For Chromium: profile the GPU process separately
(perf record -p $(pgrep -f "type=gpu-process")).
bpftrace One-Liners¶
bpftrace uses eBPF for safe, low-overhead kernel and user tracing:
# Syscall latency histogram (nanoseconds)
bpftrace -e 'tracepoint:raw_syscalls:sys_enter { @start[tid] = nsecs; }
tracepoint:raw_syscalls:sys_exit /@start[tid]/ {
@usecs = hist((nsecs - @start[tid]) / 1000);
delete(@start[tid]); }'
# File I/O by process (reads)
bpftrace -e 'tracepoint:syscalls:sys_enter_read {
@bytes[comm] = sum(args->count); }'
# Scheduler run queue latency
bpftrace -e 'tracepoint:sched:sched_wakeup {
@qtime[args->pid] = nsecs; }
tracepoint:sched:sched_switch /@qtime[args->next_pid]/ {
@usecs = hist((nsecs - @qtime[args->next_pid]) / 1000);
delete(@qtime[args->next_pid]); }'
# Count Wayland protocol calls in a compositor
bpftrace -e 'uprobe:/usr/lib/libwayland-server.so:wl_resource_post_event {
@[comm] = count(); }'
valgrind¶
| Tool | Purpose |
|---|---|
| Memcheck | Detect use-after-free, uninitialized reads, leaks |
| Cachegrind | Simulate CPU cache, find cache-hostile code |
| Callgrind | Call graph profiling (pair with KCachegrind GUI) |
| Helgrind | Detect data races in threaded code |
# Memory error detection (10-50x slowdown)
valgrind --tool=memcheck --leak-check=full ./sway
# Cache profiling
valgrind --tool=cachegrind ./my_renderer
cg_annotate cachegrind.out.*
Memcheck is invaluable when patching Sway/wlroots C code -- catch use-after-free before it becomes a compositor crash.
strace / ltrace¶
# Trace syscalls with timing
strace -fe trace=read,write,ioctl -T -p $(pidof sway)
# Trace library calls (e.g., EGL/GL calls)

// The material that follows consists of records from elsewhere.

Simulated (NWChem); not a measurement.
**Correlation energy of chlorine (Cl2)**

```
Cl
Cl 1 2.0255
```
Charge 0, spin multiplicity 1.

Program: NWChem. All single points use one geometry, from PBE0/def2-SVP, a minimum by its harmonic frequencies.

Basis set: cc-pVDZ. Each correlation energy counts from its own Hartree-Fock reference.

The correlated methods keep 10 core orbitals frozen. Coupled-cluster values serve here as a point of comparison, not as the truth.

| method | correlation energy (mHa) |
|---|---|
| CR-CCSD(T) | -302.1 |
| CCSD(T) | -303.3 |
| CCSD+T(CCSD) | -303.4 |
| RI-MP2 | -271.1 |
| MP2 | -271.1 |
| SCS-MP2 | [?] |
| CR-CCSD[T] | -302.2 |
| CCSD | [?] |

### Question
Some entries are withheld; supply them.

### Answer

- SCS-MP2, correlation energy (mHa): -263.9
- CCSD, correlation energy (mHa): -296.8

ltrace -e 'egl*' -p $(pidof sway)
# Count syscalls by type
strace -c -p $(pidof chromium) -f 2>&1 | head -30
GPU Profiling¶
# Mesa's built-in HUD (works with any Mesa driver)
GALLIUM_HUD="fps+cpu,draw-calls" ./my_app
# Intel GPU utilization
sudo intel_gpu_top
# AMD GPU utilization
cat /sys/class/drm/card0/device/gpu_busy_percent
# Vulkan frame timing (via VK_LAYER_MESA_overlay)
VK_INSTANCE_LAYERS=VK_LAYER_MESA_overlay ./my_app
For compositor work: measure GPU render time per frame. If compositing takes
4ms at 60Hz (16.6ms budget), investigate shader complexity or texture upload bottlenecks.
Compositor Latency Measurement¶
The Wayland presentation-time protocol provides precise feedback:
sequenceDiagram
participant C as Client
participant Comp as Compositor
participant K as Kernel (KMS)
C->>Comp: wp_presentation.feedback(surface)
C->>Comp: wl_surface.commit()
Comp->>K: Atomic commit
K->>Comp: Page-flip event (vblank timestamp)
Comp->>C: wp_presentation_feedback.presented(tv_sec, tv_nsec, flags)
# Measure frame presentation times with weston-presentation-shm
weston-presentation-shm --output=HDMI-A-1
# Or manually: log timestamps in a custom Wayland client
# presented_time - commit_time = total latency
Key latency sources in the Warmwind stack:
| Stage | Typical | Tool to measure |
|---|---|---|
| Chromium render | 2-8ms | --enable-gpu-benchmarking |
| Compositor composite | 0.5-4ms | presentation-time protocol |
| VNC encode | 1-10ms | WayVNC --log-level=debug |
| Network transfer | 1-50ms | ping, Wireshark |
| VNC decode + display | 1-5ms | Client-side timestamps |
Glossary
- PMC (Performance Monitoring Counter)
- CPU hardware register counting events (cycles, cache misses, branch mispredictions).
- eBPF (extended Berkeley Packet Filter)
- In-kernel VM for safe, JIT-compiled tracing and networking programs.
- Flame graph
- Visualization of sampled stack traces. Width = time proportion. Invented by Brendan Gregg.
- Memcheck
- Valgrind tool detecting memory errors via binary instrumentation. 10-50x slowdown.
- GALLIUM_HUD
- Mesa environment variable enabling a real-time on-screen GPU metrics overlay.
- presentation-time
- Wayland protocol providing precise vblank timestamps for committed surfaces.
- Run queue latency
- Time a thread waits in the scheduler queue before getting CPU time.